The suggestion of a betrayal over Bentley particularly raised Redvers' ire. "I couldn't believe it when I read that Harry had had his contract terminated as that's just not true," he said.
"He's a brilliant young jockey with a great pair of hands. He'll continue to ride for us and I couldn't recommend him enough to anybody else.
"Sheikh Fahad became aware of the situation whereby a young jockey can lose their claim and struggle for a bit and he wanted to do something to help. Harry had a one-year contract and did very well for us and that was extended to two years and now it's come to an end, but he certainly hasn't been sacked.
"He's a smashing fella with a good brain, a credit to the sport and a bloody good jockey too."
As for securing a replacment to Spencers, Redvers admitted that the situation had been fraught behind the scenes.
"He kept beating us!" was his initial assessment when asked why Andrea Atzeni had got the vote as Spencer's replacement. "He gave a horse of ours trained by Stuart Williams a great ride for us earlier the season but we'd always had him on the radar. Roger Varian is a good friend of mine and we had a conversation about him and things went from there.
"He was just the best man for the job.
"To be honest it was a bit of a nervy couple of days while Andrea decided what he wanted to do, but in the end I locked him in a room with Sheikh Fahad for half an hour and he must have done something to make up his mind."
Will Spencer tell his side of the story at some stage? Redvers said: "I'm sure he will talk to you when he's ready to but he's probably still coming to terms with it all."
Redvers himself looked like a man who had been through the mill this week, although this victory and a Listed-race success at the Curragh within the space of 15 minutes had put the spring back into his step.
Spencer, meanwhile, stayed within the weighing room, keeping his own counsel. Less than two hours earlier, he'd been one of a number of jockeys forced to take dramatic evasive action when the saddle of Joe Doyle, riding Mantou for Michael Bell, slipped round throwing the jockey to the turf in the very final strides of the Melrose Handicap.

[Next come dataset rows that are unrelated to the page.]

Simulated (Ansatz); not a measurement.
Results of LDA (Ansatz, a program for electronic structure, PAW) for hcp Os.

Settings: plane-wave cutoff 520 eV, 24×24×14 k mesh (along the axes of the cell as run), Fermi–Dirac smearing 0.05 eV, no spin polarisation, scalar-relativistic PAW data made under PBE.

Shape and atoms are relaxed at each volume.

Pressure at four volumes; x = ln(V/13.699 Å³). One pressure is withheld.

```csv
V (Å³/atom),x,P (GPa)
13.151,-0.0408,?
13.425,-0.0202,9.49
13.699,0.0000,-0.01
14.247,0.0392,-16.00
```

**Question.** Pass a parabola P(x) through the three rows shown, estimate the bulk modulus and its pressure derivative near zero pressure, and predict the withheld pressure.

Seeing the whites of Doyle's eyes as he lay on the turf, helpless as tonnes of thoroughbred careered towards him, may just have helped convince Spencer that he'd made the right decision. Whether he'll still feel the same way in 12 months' time when he watches another rider don the same silks and bid to win the Roses Stakes for Qatar Racing for the third consecutive year remains to be seen.